I’m Grateful But I Still Want More
On loving your life and still expanding it
I’ve always been drawn to ampersands—the “&” symbol. I even have one tattooed on my inner ankle. Because the “&” doesn’t end the sentence. It keeps it going.
I think that’s why it’s always stuck with me.
I love my life. I am incredibly blessed on too many margins to count.
And I still want more.
Both things can be true.
My life is objectively good. No, it’s amazing. Great career. Wonderful marriage. Healthy kids. A full life, by any measure.
And still, I feel that pull.
I want more.
Not in a “blow up my life” way. Just in a “keep pushing my boundaries” way. More fun. More joy. More excitement. More desire.

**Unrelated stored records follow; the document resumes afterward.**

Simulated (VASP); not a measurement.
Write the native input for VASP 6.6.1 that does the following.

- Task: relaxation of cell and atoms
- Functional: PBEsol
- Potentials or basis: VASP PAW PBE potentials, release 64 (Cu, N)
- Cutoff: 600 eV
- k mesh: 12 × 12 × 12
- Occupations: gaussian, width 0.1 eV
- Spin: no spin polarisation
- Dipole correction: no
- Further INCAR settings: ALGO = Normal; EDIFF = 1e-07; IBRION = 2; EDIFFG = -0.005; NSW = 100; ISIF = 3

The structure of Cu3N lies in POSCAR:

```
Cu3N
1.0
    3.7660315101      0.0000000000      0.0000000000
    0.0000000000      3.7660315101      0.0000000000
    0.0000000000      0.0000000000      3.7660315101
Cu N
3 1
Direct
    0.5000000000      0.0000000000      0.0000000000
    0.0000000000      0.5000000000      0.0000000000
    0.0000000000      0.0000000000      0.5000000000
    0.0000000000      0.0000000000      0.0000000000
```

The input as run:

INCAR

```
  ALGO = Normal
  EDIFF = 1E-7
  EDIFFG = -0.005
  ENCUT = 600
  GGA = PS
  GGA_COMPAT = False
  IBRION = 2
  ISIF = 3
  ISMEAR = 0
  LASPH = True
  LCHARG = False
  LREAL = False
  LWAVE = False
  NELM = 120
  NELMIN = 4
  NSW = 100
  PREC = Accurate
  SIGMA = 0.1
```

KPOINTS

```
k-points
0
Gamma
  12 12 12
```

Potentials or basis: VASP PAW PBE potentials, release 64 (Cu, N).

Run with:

Sometimes “more” is small: it’s making time to see friends after a long week—because a bottle of wine (or two) and a lot of laughter fills you up more than an extra hour of sleep.
And sometimes “more” is bigger: a trip. A new hobby. A new job.
We’re told to be happy with what we have. To be grateful.
I am. I even keep a gratitude journal on my nightstand (that I fill out… occasionally).
But gratitude isn’t the finish line. I used to think gratitude was a limit. That there was only so much good fortune you were allowed—and once you had a good life, that was it. Be grateful. Be quiet.
Wanting more felt like asking too much. Unseemly. Unladylike.
I know better now.
I can honor what I have and still want more.
It’s not dissatisfaction. It’s expansion.
It’s deciding to keep reaching for what I want. Sometimes small changes. Sometimes big ones.
And I’m not asking anyone for permission.
In midlife, we’re supposed to be grateful. To slow down. To age gracefully.
I’m not interested in slowing down.
This past week, I went out with friends three times. Which is a lot. For most people—and honestly, for me too.
On the third night, my 10-year-old daughter rolled her eyes as I waited for my friends to pick me up. “You’re going out again, Mom? Don’t you like spending time with your kids?”
At 10, she really has a way with words. And a talent for twisting the knife.
I gave her a hug and reminded her that I loved her (and her sister, and their dad).
And then I said, “It’s important to me that I spend time with my friends, just like it’s important to you that you spend time with yours.”
I’d like to say she accepted that with grace and acknowledged how wise her mother was. But I’m pretty sure I just got another pre-teen eye roll.
Still, it matters that she sees her mother with a full life.
My daughters are tiny versions of me. And I have a feeling they’re going to spend their lives reaching for more. I’m showing them now that they don’t have to apologize for that. That they can want more, and go get it.
And maybe one day, when they’re older, they’ll want matching mother-daughter “&” tattoos.
I hope they never stop wanting more.




I feel the same way, I think it’s ok to want more as long as you’re grateful for what you have. Wanting more is how we grow and I think no one should ever stop. Life has too much to offer.
There is nothing wrong with living life to its fullest!
That is the want everyone should have!